Why making is learning — and why AI didn’t change that.

The pedagogy isn’t new.

In 1980, Seymour Papert published Mindstorms, a book about kids and computers and the kind of learning that happens when you give a child a system they can build inside.¹ Papert had been at MIT for almost two decades by then, working alongside Marvin Minsky and others, but the book wasn’t about artificial intelligence. It was about a small, slow-moving robot called the LOGO turtle that a kid could tell to walk in a square or draw a flower. The argument behind the book had two parts.

First: kids learn best when they’re building something. Not when they’re being told facts. Not when they’re doing exercises that someone else designed. When they’re trying to make a thing exist in the world that didn’t exist before.

Second: the thing they build matters. Papert called this constructionism, a deliberate one-letter variation on Jean Piaget’s constructivism.² Piaget had argued that knowledge is constructed inside the learner’s head. Papert argued the construction is sharper, and lasts longer, when the learner is also building something outside their head. A physical or digital artifact they care about.

The two arguments compound. Kids build something that matters to them; in building it, they construct the understanding that lets the thing exist; the understanding is durable because it’s entangled with the artifact. The artifact is the proof of the learning. You can pick it up. You can run it. You can show your friend.

Why most edtech ignores this.

Constructionism is harder to operationalize than instructionism. A teacher telling a learner facts scales to thirty kids in a classroom. Constructionism doesn’t. A kid building a thing they care about needs someone who can hear what they’re trying to do, point at the next move, and step back when the kid wants to keep going. The role is closer to a craft mentor than a teacher.

Vygotsky had a name for the role. He called the space between what a learner can do alone and what they can do with help the zone of proximal development.³ The mentor’s job is to scaffold the learner across that gap. Not by doing the work. By holding it at just the right reach. Too easy and the kid isn’t learning. Too hard and they disengage.

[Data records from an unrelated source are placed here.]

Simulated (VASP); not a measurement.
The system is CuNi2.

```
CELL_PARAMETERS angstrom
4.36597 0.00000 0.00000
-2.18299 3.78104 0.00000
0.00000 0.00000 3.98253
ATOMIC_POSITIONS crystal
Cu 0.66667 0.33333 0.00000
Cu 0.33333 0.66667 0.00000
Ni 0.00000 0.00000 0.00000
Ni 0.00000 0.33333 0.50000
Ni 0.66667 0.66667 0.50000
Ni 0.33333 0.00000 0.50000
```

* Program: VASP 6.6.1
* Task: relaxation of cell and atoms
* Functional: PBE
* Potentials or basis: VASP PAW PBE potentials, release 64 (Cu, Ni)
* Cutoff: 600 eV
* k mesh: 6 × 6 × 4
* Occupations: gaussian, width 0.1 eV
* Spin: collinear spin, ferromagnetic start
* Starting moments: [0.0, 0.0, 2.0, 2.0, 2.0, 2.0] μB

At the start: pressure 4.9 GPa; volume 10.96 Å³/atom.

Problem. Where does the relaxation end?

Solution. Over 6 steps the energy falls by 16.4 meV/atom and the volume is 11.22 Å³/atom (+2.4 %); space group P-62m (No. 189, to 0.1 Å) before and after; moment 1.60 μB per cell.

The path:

The mentor’s job is to scaffold the learner across the gap. Not by doing the work. By holding it at just the right reach. Vygotsky’s zone of proximal development, restated

This is the move most software for kids has been trying and failing to do for forty years. Scratch comes closer than most.⁴ Code.org tries. MakeCode tries. The good ones reduce the friction between "I have an idea" and "the idea is running." The great ones, LEGO and Minecraft and the original Hypercard, do this and also let the kid’s ambition exceed their technical reach. They expand the zone.

What they couldn’t do, until recently, is hold a real conversation with the kid about what to build. Scratch knows what blocks are available. Scratch can’t hear "I want this character to feel scary" and propose three ways to make that happen. The kid’s ambition had to be translated into the tool’s vocabulary, and the translation was the kid’s problem.

What AI changes, and what it doesn’t.

People miss this when they call AI tools for kids "the next Scratch." They’re not. They’re the next Vygotskian scaffold: a partner in the zone of proximal development that can listen, translate, propose, and step back. Scratch was the medium. AI is the partner.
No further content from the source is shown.